To continue the series I started last week, today’s entry for blue collar jackets is the Tender Type 980 Darted Shoulder Jacket. This is my most recent addition in this category, but it’s already seen a decent amount of use, and my appreciation of it is growing.
Tender is very much the essence of the Made in England cottage industry. Owned by William, almost all the garments are made by a couple in their little factory, and when items need dying it is William that does the actual dipping, together with a chap that is a true specialist in odd dyes. So in a world of faceless articles, a jacket from Tender is something where all the processes and people involved have been documented, from cutting to sewing, to dyeing. Even the specially cast brass buttons have been documented. Quite remarkable.
The design of the jacket is also quite different. Based on a design from the British railway industry the front and back pieces are cut from a single piece of fabric, with darts created at the shoulder for the dual purpose of creating the shape and also to create a pad-like structure.
The jacket is available in several quite different fabrics and colours, as 17oz Japanese selvage unbleached cotton denim, or rinsed English cotton molleton, dyed with woad, logwood, turmeric or just natural. My jacket is in a specially woven 18oz cotton ottoman fabric, dyed with woad, a dye in the same family as the more common indigo. Cotton ottoman, you ask? It is a fabric with a pronounced ribbed or corded effect, often used for legal dress or formal dress. Don’t worry, I’d never heard of it either. It’s nice though, with structure and a certain initial stiffness. And the woad dye gives it a very pleasing blue hue.
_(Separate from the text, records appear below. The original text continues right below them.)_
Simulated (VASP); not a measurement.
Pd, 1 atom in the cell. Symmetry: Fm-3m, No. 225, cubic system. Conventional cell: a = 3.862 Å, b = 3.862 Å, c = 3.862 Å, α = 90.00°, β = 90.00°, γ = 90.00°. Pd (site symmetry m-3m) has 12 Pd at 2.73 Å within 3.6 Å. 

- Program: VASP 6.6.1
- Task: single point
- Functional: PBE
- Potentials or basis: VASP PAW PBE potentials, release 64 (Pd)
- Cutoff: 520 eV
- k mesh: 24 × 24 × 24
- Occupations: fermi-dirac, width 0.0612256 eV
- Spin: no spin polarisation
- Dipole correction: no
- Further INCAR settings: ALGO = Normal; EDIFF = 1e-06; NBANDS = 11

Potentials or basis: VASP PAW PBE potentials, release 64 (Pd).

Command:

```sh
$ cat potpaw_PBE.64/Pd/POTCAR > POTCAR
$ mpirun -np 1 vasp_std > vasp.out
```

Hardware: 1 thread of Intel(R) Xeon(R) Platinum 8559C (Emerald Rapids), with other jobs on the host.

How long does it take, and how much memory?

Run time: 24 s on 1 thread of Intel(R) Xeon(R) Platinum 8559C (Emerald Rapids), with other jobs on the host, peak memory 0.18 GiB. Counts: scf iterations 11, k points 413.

The large full panel front pockets are also cut from the same piece of fabric as the front and back, but turned up, showing the reverse, with copper dome rivets to strengthen at the top. With this jacket you can brag freely about having deep pockets indeed, in fact so deep that I found it quite difficult to get my phone out of them initially. Now I appreciate that nothing will ever fall out, even though I’m pedalling hard!
Fit-wise the jacket is intended to be quite anti-fit and going by body size alone might lead to confusion, as while the body is roomy the arms are quite slim. Mine is a little tight over my shoulders and upper arms, but it is loosening up through wear.
The oddest thing about it though… The buttons, and … Well, is there one or two missing? I’m growing used to it, but I have been on the verge of asking William for a button or two extra. Then I arrest myself and consider that this is a big part of the different that has been added to this jacket. Adding a button or two would make it that much more like other jackets, so why not keep it as it’s maker intended?
All in all, I like this jacket a lot. It fits well into my collection as a piece sufficiently different from the others and I adore all the dedication that has gone into making it. There is no doubt about it being a fairly expensive jacket, but making it the way Tender does, could it really be that much cheaper?